One of the most important roles in Standing Out as a Thought Leader is knowing when to Stand Down.

Every thought leader will experience times when it is more important to listen than to speak.


Listening is essential to understanding how your message is being heard by your audience and followers. It’s not unusual for a passionate person to want to make sure to say all that they want and to be understood. But just as important as having your message understood is understanding how your message is being received by others. And the only way to gain that understanding is by listening and getting real-time feedback.

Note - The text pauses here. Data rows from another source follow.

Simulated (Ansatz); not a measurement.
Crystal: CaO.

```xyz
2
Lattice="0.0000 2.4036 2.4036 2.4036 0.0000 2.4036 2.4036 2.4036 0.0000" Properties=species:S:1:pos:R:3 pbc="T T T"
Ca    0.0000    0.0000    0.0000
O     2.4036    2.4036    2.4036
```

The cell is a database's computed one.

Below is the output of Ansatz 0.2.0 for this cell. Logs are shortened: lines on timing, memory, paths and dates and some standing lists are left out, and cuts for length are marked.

You might think listening is easy. All you need to do is stop talking and give the other person a chance to say what’s on their mind. But true open listening, as we call it, takes focus, concentration and a willingness to be open to new information or feedback about your ideas. Why is open listening difficult? According to Stephen Covey in The 7 Habits of Highly Effective People, our tendency is to do one of four things when another person responds to what we have said: 

Evaluate: We judge what someone is saying and agree or disagree. Probe: We ask questions from your own frame of reference. Advise: We give counsel, advice, or solutions to problems. Interpret: We analyze others’ motives and behaviors based on our own experiences. “If you’re like most people,” Covey writes, “you probably seek first to be understood. You want to get your point across. And in doing so, you may ignore the other person completely, pretend that you’re listening, selectively hear only certain parts of the conversation, or focus on only the words being said, but miss the meaning entirely.” Another reason that open listening is hard for most of us is that our brains think several times faster than people speak, as much as four times faster, according to one source. That means while we’re able to listen at 400 words per minute, the average person can only speak at about 100-150 words per minute. That leaves lots of time for our brains to be thinking of something else, to get impatient or be distracted.

The solution? Focus. Just listen and be open to whatever the other person says. Don’t think about what you will say next or how you might respond to further emphasize your point. To quote Stephen Covey again, “Most people do not listen with the intent to understand; they listen with the intent to reply.” When we truly listen openly, we can review and summarize the main points of the other’s comments or question and then respond appropriately.